SafeCoin payment for extra redundancy/download speeds

Perhaps a good way to increase SafeCoin recycling rate is to offer extra redundancy at a price. I’ve been thinking a lot about SafeCoin and the MaidSafe cloud storage service lately, and I’m getting more and more convinced that bandwidth is going to become a very significant factor, perhaps even more significant than storage space itself.

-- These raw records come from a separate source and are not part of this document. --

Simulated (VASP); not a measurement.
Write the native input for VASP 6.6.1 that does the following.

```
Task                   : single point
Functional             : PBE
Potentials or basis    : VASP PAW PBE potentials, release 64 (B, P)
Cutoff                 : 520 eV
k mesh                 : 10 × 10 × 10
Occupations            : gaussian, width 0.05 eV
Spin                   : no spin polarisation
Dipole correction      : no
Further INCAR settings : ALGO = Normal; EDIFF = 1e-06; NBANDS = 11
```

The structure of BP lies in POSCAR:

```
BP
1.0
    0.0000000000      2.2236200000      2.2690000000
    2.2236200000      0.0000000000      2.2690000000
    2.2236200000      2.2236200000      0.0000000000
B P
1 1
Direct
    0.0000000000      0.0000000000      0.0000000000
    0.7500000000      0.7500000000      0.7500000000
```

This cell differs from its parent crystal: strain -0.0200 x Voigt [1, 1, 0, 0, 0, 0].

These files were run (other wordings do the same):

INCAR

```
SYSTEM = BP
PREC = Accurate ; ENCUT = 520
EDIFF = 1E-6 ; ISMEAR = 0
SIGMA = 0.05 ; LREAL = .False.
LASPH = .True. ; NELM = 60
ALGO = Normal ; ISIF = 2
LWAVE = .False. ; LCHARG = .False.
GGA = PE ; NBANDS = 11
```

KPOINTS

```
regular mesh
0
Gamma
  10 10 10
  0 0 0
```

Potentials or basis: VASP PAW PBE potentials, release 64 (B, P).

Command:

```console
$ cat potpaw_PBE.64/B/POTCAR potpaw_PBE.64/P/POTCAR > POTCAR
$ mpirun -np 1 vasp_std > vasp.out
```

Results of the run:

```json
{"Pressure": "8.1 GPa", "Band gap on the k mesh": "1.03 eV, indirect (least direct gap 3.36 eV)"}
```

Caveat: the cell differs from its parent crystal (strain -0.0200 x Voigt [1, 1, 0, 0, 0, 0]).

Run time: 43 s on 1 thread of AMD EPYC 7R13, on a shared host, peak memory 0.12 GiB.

I’m not sure if the network already works this way, but since by default every slice of data is stored in 4 different locations on the network, when downloading a data slice the client could connect to all 4 vaults at the same time and request different chunks of data of that slice from every vault. The client could thus get a download speed equal to the upload speeds of the 4 vaults combined. Following from this, if data would be stored in 8 different locations instead of 4, the client would theoretically get double download speeds.

In addition to higher download speeds, the data would be even safer through the extra redundancy. Even if significant parts of the network would suddenly fail for whatever reason, the odds that at least one copy of every slice survives is significantly higher when 8 copies exist than when there are only 4.

For the average user and smaller files the default of 4 copies with a relatively low download speed is enough, but I can imagine rich/corporate users would be willing to pay for more redundancy and better download speeds.

Perhaps this source of SafeCoin recycling could be enough, allowing the network to give virtually unlimited storage to everyone, but charging extra for better speeds and extra redundancy. More recycling → bigger farming rewards → more farmers/vaults → more storage space.

1 Like

Whoah…hang on a minute but is this not contrary to net neutrality ideas…exactly what we don’t want? Not a techie and thanks for simplifying how this other technical aspect works, I get it now. No prob with doubling the doodah as long as available to all users. Ahhh… I think it just clicked that it would technically have to be universal…in which case, if technically easy/quick to do now or implement later, would be a brilliant idea,… .just ignore me.

1 Like

Not related to your general point about offering premium performance for a price, but I don’t think it works like that. I think you are assuming a file is stored in a Vault (replicated to three other Vaults, each containing the whole file). Whereas it is a chunk (1MB) of a file that is stored on a Vault, and replicated to three other Vaults. Therefore you can’t request one chunk from Vault1, another from Vault2 etc, or rather, this is what always happens.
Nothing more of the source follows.